The correspondence audit is the most influential research design in the empirical study of discrimination. This guide explains how it works, what names actually signal, what the design can and cannot measure, and the decisions that separate a clean audit from a broken one. It draws throughout on a decade of work by Charles Crabtree and John Holbein.
The counts and rates are the real results of Bertrand and Mullainathan (2004), who sent about 4,870 fictional résumés (2,435 per condition) to Boston and Chicago employers: white-sounding names drew a 9.65% callback rate, identical Black-sounding names 6.45% — 1.50× more callbacks for the white-sounding name. The two example résumés use names from the validated set in this guide; the figures are B&M's published condition totals.
A correspondence audit randomizes putative group membership across otherwise matched applications. Because assignment is random, any systematic difference in outcomes is causally attributable to the one signal you manipulated. Four principles do most of the work.
The race-coded name, the disability disclosure, the religious affiliation. Random assignment means the treated and untreated applications are, in expectation, identical on everything else. That is where the causal claim comes from.
Qualifications, experience, formatting, timing. The design's credibility lives or dies on whether the applications really are equivalent apart from the manipulated signal.
Audits measure what gatekeepers do when they think no one is watching: employers screening applicants, landlords answering inquiries, officials replying to constituents. Not what people say on a survey.
The outcome is behavioral: a callback, a reply, an appointment offered. This sidesteps social desirability bias, which is why the design displaced attitude measures as the field's evidentiary standard.
It helps to be precise about the kind of discrimination an audit captures. In Block, Crabtree, Holbein, and Monson (2021, PNAS), John and I called it everyday discrimination, or paper cut discrimination. It is the small, low-stakes, often unnoticed unequal treatment that accumulates across thousands of routine interactions: the email that goes unanswered, the inquiry that gets a curter reply, the request that is quietly deprioritized.

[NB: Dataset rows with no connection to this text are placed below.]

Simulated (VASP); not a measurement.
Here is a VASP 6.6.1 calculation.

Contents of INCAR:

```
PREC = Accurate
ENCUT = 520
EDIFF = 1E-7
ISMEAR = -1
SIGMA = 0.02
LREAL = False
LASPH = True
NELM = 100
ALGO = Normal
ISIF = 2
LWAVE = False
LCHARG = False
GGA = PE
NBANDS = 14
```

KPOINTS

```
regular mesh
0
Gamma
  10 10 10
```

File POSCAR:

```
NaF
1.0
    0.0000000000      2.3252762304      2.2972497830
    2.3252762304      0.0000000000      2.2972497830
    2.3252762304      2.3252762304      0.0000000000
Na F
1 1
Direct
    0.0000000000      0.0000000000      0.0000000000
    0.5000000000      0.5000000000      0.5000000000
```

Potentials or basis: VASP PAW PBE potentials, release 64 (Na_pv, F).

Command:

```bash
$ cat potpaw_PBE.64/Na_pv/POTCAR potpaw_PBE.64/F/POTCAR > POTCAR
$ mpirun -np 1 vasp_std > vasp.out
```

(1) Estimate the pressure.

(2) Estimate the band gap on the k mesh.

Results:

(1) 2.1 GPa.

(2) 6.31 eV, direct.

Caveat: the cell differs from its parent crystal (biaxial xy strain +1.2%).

This is a different construct from the overt, dramatic discrimination that makes the news: hate crimes, slurs, violence. Both matter. But they are not the same thing, and a method tuned to one will miss the other. The audit is built for the everyday kind. Its whole value is making visible the bias that hides inside ordinary, deniable behavior, the bias no survey will admit to and no headline will record.
Keeping the distinction straight disciplines what you claim. A callback gap is strong evidence of everyday discrimination at a decision point. It is not, on its own, a measure of animus, of violence, or of discrimination across a whole life course. The rest of this guide is about respecting that boundary.